After taking time to enjoy the view we descend via the notch between Clyde Minaret and Ken Minaret. Getting to the notch is the toughest part of the down climb and is primarily third and fourth class with several short rappels. The gully back to the base can be rappels if it's full of snow; otherwise it's a scramble down talus. We reach camp late in the afternoon, just in time for a well-earned meal and early to bed.

The third day sees us back at the cars in time for a late lunch.

Notes
The best guidebook is peter Croft's “The Good, the Great, and the Awesome.
Get it from Maximus Press

You can also get our very detailed unpublished SMC Guide to Clyde Minaret here.

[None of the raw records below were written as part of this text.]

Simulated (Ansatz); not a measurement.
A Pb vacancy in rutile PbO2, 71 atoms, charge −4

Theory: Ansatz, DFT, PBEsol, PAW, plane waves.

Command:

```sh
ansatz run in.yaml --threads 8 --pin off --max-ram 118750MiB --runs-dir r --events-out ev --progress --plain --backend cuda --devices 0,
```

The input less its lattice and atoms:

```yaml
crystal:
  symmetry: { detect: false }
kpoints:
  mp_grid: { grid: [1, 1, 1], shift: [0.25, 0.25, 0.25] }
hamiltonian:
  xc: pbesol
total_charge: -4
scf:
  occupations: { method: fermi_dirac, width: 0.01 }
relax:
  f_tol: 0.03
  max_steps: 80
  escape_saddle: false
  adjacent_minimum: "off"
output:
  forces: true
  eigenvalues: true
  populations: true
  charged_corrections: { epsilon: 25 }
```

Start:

We highly recommend that you spend at least one night at moderate altitude (higher than 8,000') just prior to the trip. Spending a night in Mammoth or camped at the trailhead campground would do the trick. Please refer to our Planning for Success info sheet for more info. Bears are also a major problem at the trailhead. Do not leave any food, scented items (deodorant, soap etc.) in your vehicle. Clean up all trash and do not leave food, coolers, or food packaging in your vehicle. Failure to take precautions can cause the vehicle to be ripped apart by a bear and the added insult of a fine from the Forest Service. It is necessary to carry bear proof food storage containers on this trip. We provide these.

We have to deal with the road closure at Minaret Vista. A mandatory shuttle is used to access the Devils Postpile area. If we drive in past the gate before 7.00 a.m. or after 7.30 p.m. we are OK. Outside of these hours we have to take the shuttle in. There is an entry fee or you can use a Golden Eagle or Parks Pass. We try and arrange a carpool to deal with this.